A former New Yorker’s guide to the texas adjustment
“Red and yella kill a fella. Red and black won’t hurt Jack.”
- Ancient Texan Proverb
The first time I saw a tarantula lollygagging on the front porch, my husband says I screamed. I dispute this. At the time, my husband was a few hundred yards away checking the mailbox and I simply had to raise my voice to get his attention. And I wasn’t yelling for him to come save me. I was merely yelling in surprise — shock, really. No one told me there would be tarantulas when I moved out to the country (a.k.a., the exburbs of North Central). Why hadn’t anyone told me about the tarantulas?
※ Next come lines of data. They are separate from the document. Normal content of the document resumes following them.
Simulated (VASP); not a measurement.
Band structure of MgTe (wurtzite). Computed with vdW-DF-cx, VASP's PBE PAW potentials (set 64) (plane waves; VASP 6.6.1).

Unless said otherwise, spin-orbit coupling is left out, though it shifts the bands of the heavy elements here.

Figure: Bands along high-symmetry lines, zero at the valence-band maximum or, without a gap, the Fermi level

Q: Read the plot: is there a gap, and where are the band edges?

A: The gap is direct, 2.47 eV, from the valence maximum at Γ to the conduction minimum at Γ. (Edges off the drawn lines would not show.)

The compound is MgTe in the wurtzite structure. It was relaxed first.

I would have thought that someone would have said something, because there are few pleasures a native Texan seems to savor more than informing a Yankee transplant that she’s signed up for a life under siege — from critters. “Critters” is the quaint, folksy way Texans refer to all manner of vermin to show that they’re not afraid of them. That they’re old news. As in “Yep, I’ve already killed three rattlesnakes in my backyard, and my house is way more suburban than your house.” That’s an actual quote from my contractor, who appointed himself Henry Higgins to my Eliza Doolittle in all things “country” when I first moved out here.
I’ve heard that in addition to the tarantulas, scorpions, ’possums, coons, and coyotes, all of which I’ve seen with my own eyes, that I also have brown recluse spiders, armadillos, black widows, copperheads, and coral snakes. |
“Don’t you be letting your daughter play in those rocks,” he said one day, scowling at the pitiful excuse for a rock garden that sits next to our pool. “I hate to be the one to tell you this” — though he was clearly loving every minute of being the one to tell me this — “but you WILL have rattlesnakes in your yard. End of story.”
But that’s really not the end of the story, is it? I’ve heard that in addition to the tarantulas, scorpions, fire ants, fleas, ’possums, coons, and coyotes, all of which I’ve seen with my own eyes, that I also have brown recluse spiders (their bites make your flesh rot!), armadillos (they carry leprosy — which makes your flesh rot!), black widows, chiggers, copperheads, and coral snakes. Say what you will about the quality of life in New York City versus that in San Antonio, but at least in New York the critter population is not terribly diverse. You’ve got your rats, mice, and rats with wings (pigeons, though here you call them “doves”). Also, two kinds of cockroaches: the little ones that swarm and are a direct result of slovenly housekeeping, and the big lumbering ones that crunch underfoot, but are not your fault because they’re actually “water bugs” whose NYC residency predates dinosaurs. Imagine my joy at moving to Texas, where the “water bugs” are known as “tree roaches” and they can fly — poorly, but they can fly!
I take some consolation in the fact that I now find myself living in a mouse-free environment. Back in New York, we would catch mice with glue traps, and rather than let a stuck mouse suffer a slow death, my husband would don his cowboy boots and kill it with one stomp. My friends would recoil in horror, but I would just shrug — what do you want? He’s from Texas. Recently, I had the opportunity to act in a similarly heroic fashion when my dog Cupcake caught a squirrel in our backyard, and threw it around like a ragdoll for 15 minutes before I could stop her. With the squirrel slumped like a drunk against an oak, I phoned my husband, who told me the right thing to do was kill it. I refused. The squirrel will be fine, I said, he’s just a little discombobulated. Sure enough, the squirrel disappeared into the woods within the half hour — and a few weeks later, I found Cupcake cavorting with a tangle of fuzzy-tailed entrails. Live and learn.
So maybe I’m just one of those people who has to have someone do her dirty work for her. Given the number of exterminator trucks I see tooling around my neighborhood, I’m not sure we can say that’s even un-Texan. After much handwringing about the collateral deaths of innocent garden spiders, I called one myself. He said that for $95 every three months, he’d ring our yard with poison, and that most mornings I could expect our patio to be littered with scorpion corpses. It’s a charming image, but I’m still thinking it over.
The truth is, I sort of enjoy telling my houseguests to check their shoes for scorpions. Overall, I’m feeling pretty stoic about the critter situation. I mean, no one has mentioned anything about Africanized killer bees terrorizing the neighborhood (yet). And I comfort myself with this thought: At least we didn’t get the first house in the country that we bid on — the one with the creek running through the backyard. Because we most definitely would have had water moccasins. Phew.